Nautica told BuzzFeed News that her tweet was "to recognize he's my famous guy." And after years of watching her dad get recognized and adored, she's come to appreciate just how down-to-earth her father truly is.
Derrell is not what one might call a chaser of the clout, her daughter explained.
"He of course acknowledges he is a meme, but it’s not like, 'Oh my god, I got to do this or do that to impress someone online. He’s a very heartfelt person."
Nautica went on to say that he's also "a great father ... so happy, so positive. He’s high-spirited. Invested in his family. Everything is about family. He's my hero."
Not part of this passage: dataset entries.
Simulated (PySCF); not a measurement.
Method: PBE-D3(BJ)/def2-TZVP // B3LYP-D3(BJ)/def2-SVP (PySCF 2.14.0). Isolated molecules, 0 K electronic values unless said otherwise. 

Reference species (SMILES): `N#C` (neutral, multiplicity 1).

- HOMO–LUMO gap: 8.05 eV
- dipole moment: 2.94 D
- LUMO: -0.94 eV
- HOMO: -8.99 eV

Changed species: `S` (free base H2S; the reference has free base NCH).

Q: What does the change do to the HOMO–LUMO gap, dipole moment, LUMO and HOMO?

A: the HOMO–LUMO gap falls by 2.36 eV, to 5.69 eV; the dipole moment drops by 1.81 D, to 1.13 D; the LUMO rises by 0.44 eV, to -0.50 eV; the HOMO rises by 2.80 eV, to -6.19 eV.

She's also loving hearing from strangers online about the unsuspecting but sweet impact her dad's image has had on people's real lives throughout the years.
"It gives me joy 'cause people are like, 'Your dad is a legend.' Someone even said, 'He got me through college.'"
"I really had a picture of your father in my phone," one person tweeted at her.
Another wrote that since strangers essentially "grew up" with the meme, Derrell has become "all our fathers" in a sense.
Even though Nautica has been the one more actively on social media and more versed in its idiosyncratic culture, she loves the role she plays as her dad's kind-of brand manager.
"it’s cool to be behind the scenes, helping him out, keeping everything positive and seeing his expressions, and seeing him smile," she said. "It’s a cool experience."